Viva Piñata: Trouble in Paradise
There was a time when Rare ruled the video game world. With a library stretching all the way back to 1983, the idea factory behind Donkey Kong Country, Golden Eye and Conker’s Bad Fur Day hasn’t done much with the current generation of consoles save for a mediocre update to the Perfect Dark name and a platformer that fell fairly flat on the Xbox 360’s launch day in 2005.
The only inkling of Rare’s once-renowned pool of creativity came with Viva Piñata. A garden simulation based on a Saturday morning cartoon, Viva Piñata combined the gotta’ catch ‘em all mantra of Pokemon with the Future Farmers of America attitude of Harvest Moon to create a title that drew casual gamers and OCD-ridden players alike.
Viva Piñata: Trouble in Paradise comes two years later as the follow-up all twelve original fans were waiting for. Featuring the same colorful, lively take on the simulation genre as it’s predecessor, Trouble in Paradise touts itself as a true sequel but instead comes off as nothing more than a candy-coated copy, a reminder that Rare’s golden touch is long gone.
“Trouble in Paradise touts itself as a true sequel but instead comes off as nothing more than a candy-coated copy.”The Viva Piñata series incorporates a number of different gameplay elements, but really just boils down to being a larger scale version of a virtual pet. Players are given the freedom to mold the world around them in hopes of attracting wild piñatas, who then can be tamed, decorated, bred, or sold for profit. Trouble in Paradise does nothing to deter from this concept, but instead adds gameplay quirks that begrudgingly nudge the player towards a particular end.

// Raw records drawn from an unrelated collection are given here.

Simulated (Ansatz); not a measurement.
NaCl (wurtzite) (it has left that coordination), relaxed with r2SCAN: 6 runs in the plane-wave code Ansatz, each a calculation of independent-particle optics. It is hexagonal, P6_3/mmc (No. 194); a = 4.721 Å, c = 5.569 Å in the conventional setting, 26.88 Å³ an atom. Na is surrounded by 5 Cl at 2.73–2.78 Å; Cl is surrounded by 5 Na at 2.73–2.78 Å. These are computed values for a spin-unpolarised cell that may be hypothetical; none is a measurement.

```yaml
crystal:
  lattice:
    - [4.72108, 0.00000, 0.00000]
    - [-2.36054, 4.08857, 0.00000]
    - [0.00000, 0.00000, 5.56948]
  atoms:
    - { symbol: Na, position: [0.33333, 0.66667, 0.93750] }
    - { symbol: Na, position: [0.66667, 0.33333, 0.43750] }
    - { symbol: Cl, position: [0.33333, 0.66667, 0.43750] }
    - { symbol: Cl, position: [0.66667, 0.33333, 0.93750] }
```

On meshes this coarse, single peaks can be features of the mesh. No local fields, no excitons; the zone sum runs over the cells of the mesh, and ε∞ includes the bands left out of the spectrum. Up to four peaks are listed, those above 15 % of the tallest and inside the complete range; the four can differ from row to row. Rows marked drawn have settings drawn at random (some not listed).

Rare has camouflaged gameplay stalls as “exciting new features” with Trouble in Paradise, tacking on an extremely simple plot as a basis for the additions. In a nutshell, the database of all piñatas has been deleted, and it is up to the player to collect the island’s inhabitants in the name of science. The lead-in story isn’t bad in itself, as plot shouldn’t be a major point with a game of this type, but instead of being treated as a jumping point for a new take on the structure of the series it instead results in two forgettable feature additions: piñata games and piñata goals.
Piñata Games is a new feature that borrows from the lackluster fill-in title Viva Piñata: Party Animals. Players are given the chance to pit their pets against competitor pinatas in judging contests and races, which in itself sounds like a noteworthy add-on. Unfortunately, this mode is completely unfulfilling and in the end is nothing more than a distraction from the rest of the game.
Piñata goals come from the vendor Langston, one of the many colorful characters who inhabit the world of Viva Piñata. Speaking with Langston opens a number of challenges the player can take on, and completing said challenges results in achievements and cash. Unfortunately, every challenge is exactly the same: Tame a particular piñata, feed it enough candy to make it happy, and then ship it out. Wash, rinse, repeat until you’ve cycled through the entire bestiary.
Neither mode is particularly bad in any sense, they’re just unnecessary and fail to pull attention away from the beef of the game. While Langston’s challenges press players to capture particular types of piñatas, it feels like a prodding poke in a particular direction when Trouble in Paradise tends to work better as a free-flowing experiment in animal husbandry.
Unfortunately, while the concept behind luring piñatas into one’s garden hasn’t changed much, Rare managed to add yet more unnecessary elements to an already acceptable system.
One of the major selling points for Trouble in Paradise was the addition of winter and desert environments, as well as animals particularly suited to said surroundings. While Rare did deliver on this new feature, the implementation of icy and sandy climates leaves much to be desired.
“The implementation of icy and sandy climates leaves much to be desired.”To find piñatas of certain mediums players must trek to wholly different areas and lay traps. Should a trap capture a particular piñata, players then mail the mobile prison to themselves and release the untamed animal in the main garden. Aside from being tedious and systematic to a fault, this mechanic goes far beyond frustrating as traps don’t work half the time and end up being a colossal waste of money. This addition ends up over complicating a very simple premise, breaking players away from the main garden and more-than-not resulting in a broken trap and no piñata to show for it.
The remainder of Trouble in Paradise remains unchanged from the first Viva Piñata. The original stock of piñatas return along with 28 additions, more items and plants are available as players move up the ladder, and new co-op and “Just For Fun” modes are a pleasant addition but don’t do much to draw attention away from the game’s main mode. A complete re-hash of the previous game’s character dialogue only detracts from the idea that this is anything more than a disc of downloadables.
Like many sequels, Viva Piñata: Trouble in Paradise excels at adding additional content to an already workable premise, but fails at properly expanding on the core experience beyond the original. While a smattering of new features were added along with a heaping helping of new piñatas to sight, tame and mate, I feel like I’m playing the exact same game I invested 80+ hours into two years ago.